This came about because my daughters had this whiteboard in the lounge room when they were practicing dance and Physie routines. The board was clean and next to it was the whiteboard marker and eraser. I debated getting the black whiteboard marker from my pencil case (I am a teacher after all) but stuck with the purple and wrote this up on the spur of the moment, tapping into the impermanency of the surface and the content of the poem. Tonight the girls are using the white board to play games of Hangman.

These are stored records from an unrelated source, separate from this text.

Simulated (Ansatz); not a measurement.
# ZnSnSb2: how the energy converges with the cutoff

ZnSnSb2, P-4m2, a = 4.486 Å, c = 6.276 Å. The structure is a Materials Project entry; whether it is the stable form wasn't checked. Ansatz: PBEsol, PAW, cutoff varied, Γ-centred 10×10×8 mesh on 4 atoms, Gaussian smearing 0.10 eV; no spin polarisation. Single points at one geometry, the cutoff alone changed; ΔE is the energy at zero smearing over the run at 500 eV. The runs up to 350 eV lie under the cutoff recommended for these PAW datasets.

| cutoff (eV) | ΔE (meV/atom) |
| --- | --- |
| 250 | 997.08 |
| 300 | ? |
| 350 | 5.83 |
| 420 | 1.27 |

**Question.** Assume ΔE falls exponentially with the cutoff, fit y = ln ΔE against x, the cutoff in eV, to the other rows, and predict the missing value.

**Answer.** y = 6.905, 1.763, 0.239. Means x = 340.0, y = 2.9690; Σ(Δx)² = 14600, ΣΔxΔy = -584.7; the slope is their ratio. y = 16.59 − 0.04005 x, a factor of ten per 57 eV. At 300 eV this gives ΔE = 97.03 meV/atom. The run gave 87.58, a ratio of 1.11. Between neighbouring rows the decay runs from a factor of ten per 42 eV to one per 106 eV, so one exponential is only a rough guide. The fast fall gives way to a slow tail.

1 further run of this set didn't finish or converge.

As a side note, does anyone else have trouble spelling “graffiti”? I always mix up the number of “f’s” or “t’s” but thankfully I wrote it correctly.

Kinetic Energy

the time I spilled Hundred and Thousands
on the kitchen floor trying to make
fairy bread (because mum said we
weren’t allowed to have it)
I blamed it on you

as they scattered, we collided
with one thousand reasons
ricocheted off a million pretences
and you swept up the mess
collecting the coloured atoms
of our relationship

and the sugared balls hitting
the plastic bag of the bin
sounded like rain

Doubts Like Roses

tend doubts like roses but treat happiness like weeds
which sprout in the cracks of the daylight hours
are cut down and thrown into the sunset fire

turn the epidermis of the earth
crack the bones and extract the marrow
mix in the ash and pack the compost

around the base of the roses. And when the petals
have fallen in their season, prune with abandon
until a solitary stem remains

Cups of Tea

throughout our lifetime
over cups of tea
we told each other the same stories
as elegiac etiquette
an oral tradition where repeated
narratives were whispered
turning them into myth
a stain at the bottom of the cup
and in the retelling became gospel
a chip in the enamel
until we were finished and
we rinsed the cups, washed them
and put them away to reuse
tomorrow.

I Am The King

I’m riding past the fibro houses linked like rosary beads, counting them as you would Hail Marys because only Mary understands housing commission. And everyone knows at least one teenage mum. I stole the bike from someone’s front yard but told mum I found it in a hard rubbish clean up. Gave it a coat of paint from a spray can. Maybe one day I’ll drop it back where it came from. Right now, I am king and priest.

The Overripe Plum

I ate an overripe plum
on the afternoon
of my father’s funeral
eaten a day or two late
piercing the skin, tight and purple
the soft flesh a mushy pulp
first the sweetness
chased by the sharp, acid tang
digging the stone from the 
centre with my teeth
while the juice dribbled down
my fingers, a puddle in
my palm

 

Sometimes you have moments when an idea forms as a cohesive whole and coalesces like breath. You quickly capture the moment, preserve it and share it. This is one of those times. It’s not autobiographical, simply an idea sparked by something I was reading and afterwards reminded me of William Carlos Williams’ poem, “This Is Just To Say.”
It’s not summer in Australia (we’re heading into winter) but plums have always been one of my favourite summer stone fruits.